Originally Posted by Tigger4X
It still leaves me wondering if I would be better off holding out for a 24V instead of a 12V. Again I'm not looking for rompin stompin power, but wanting some power in reserve for hills and towing which is gonna serve my MPGs and power needs the best? Is it worth it so save money on the upfront purchase of a 12V and throw a bit extra at it to wake it up? I was told that the late '98 thru 2000 5.9s were 24V which also meant they had a computer on them, but it could be eliminated by by swapping out to a P-pump which makes the entire engine mechanical, save two wires for power only.
I'd go with the 12 valve if your not going with a full race application. I have driven VE and P pumped 12 valces and I can tell you that my 24V with a chip will run circles around them BUT... The install would be much more complex, plus, if your going to P pump the 24 V, you would lose most (not all, but most) of the reason for getting the 24 valve. Add into that that most 98 and 99 and some 00 and 01 24v should be out of the question due to the "53" code brazil block that likes to crack and your going to have a hard time finding a good one. I can tell you that a bone stock 4wd 2500 dodge extra cab long bed has power to spare with the P pump, which means in something as light as a j-truck, that engine will have PLENTY of power.

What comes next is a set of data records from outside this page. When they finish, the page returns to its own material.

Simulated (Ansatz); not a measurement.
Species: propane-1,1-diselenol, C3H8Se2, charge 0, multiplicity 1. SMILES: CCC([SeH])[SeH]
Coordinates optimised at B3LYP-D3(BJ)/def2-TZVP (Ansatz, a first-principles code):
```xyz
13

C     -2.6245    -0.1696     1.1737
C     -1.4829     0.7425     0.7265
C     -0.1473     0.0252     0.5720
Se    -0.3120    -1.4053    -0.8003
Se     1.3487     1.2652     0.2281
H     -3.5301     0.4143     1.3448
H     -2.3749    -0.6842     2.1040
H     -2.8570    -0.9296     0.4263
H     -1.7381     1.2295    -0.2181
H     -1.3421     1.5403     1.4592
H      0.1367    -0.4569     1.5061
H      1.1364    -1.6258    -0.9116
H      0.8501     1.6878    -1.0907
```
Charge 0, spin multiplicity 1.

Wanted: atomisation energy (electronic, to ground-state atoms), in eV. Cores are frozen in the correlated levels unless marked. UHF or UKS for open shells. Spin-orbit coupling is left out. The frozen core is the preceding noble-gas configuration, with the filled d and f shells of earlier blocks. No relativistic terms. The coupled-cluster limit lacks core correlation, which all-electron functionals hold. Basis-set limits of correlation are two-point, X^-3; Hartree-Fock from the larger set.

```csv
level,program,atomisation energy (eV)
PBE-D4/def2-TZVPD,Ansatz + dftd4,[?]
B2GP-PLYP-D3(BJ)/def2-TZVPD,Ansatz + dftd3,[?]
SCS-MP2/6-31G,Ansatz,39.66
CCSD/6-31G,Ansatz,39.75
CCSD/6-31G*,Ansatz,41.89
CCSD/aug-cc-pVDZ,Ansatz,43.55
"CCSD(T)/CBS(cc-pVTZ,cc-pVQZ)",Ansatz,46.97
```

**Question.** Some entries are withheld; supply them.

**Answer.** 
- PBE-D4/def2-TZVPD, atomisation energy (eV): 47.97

Something for everybody to keep in mind though. These diesel engines were built to tow in trucks, or for the economy in cars. Other than the new CRD engines, they are not rocket ships. Bone stock they are only going to rev to about 3 grand and it will take them awhile to get there. Its in their design and the fuel they use. I'm not going with a diesel swap, even though I am a diesel mechanic, for just that reason. Gas engines are for horsepower and fast revs, diesels are for torque and pulling. Use your Jeep for mud much? You'll be watching your turbos puke up there turbine wheels. Live in a cold place? startings gonna be fun. I hate to burst anybodys bubble, but those diesels you see in the magazines have a ton of $$$ put into them to make them handle that power. And if your not a diesel mechanic, repairs are more expensive. If the injection pump goes out or starts leaking which will happen to the older pumps when run on the new standard ULSD diesel or bio-juice, your looking at $1000 plus to fix it for parts alone.
I'll get off my soap box now. I've just seen way too many people buy diesels to be cool and think that out of the box they act like the ones in the magazines only to end up either selling them because they can't afford the repairs or blow them up because they don't know what theyre doing.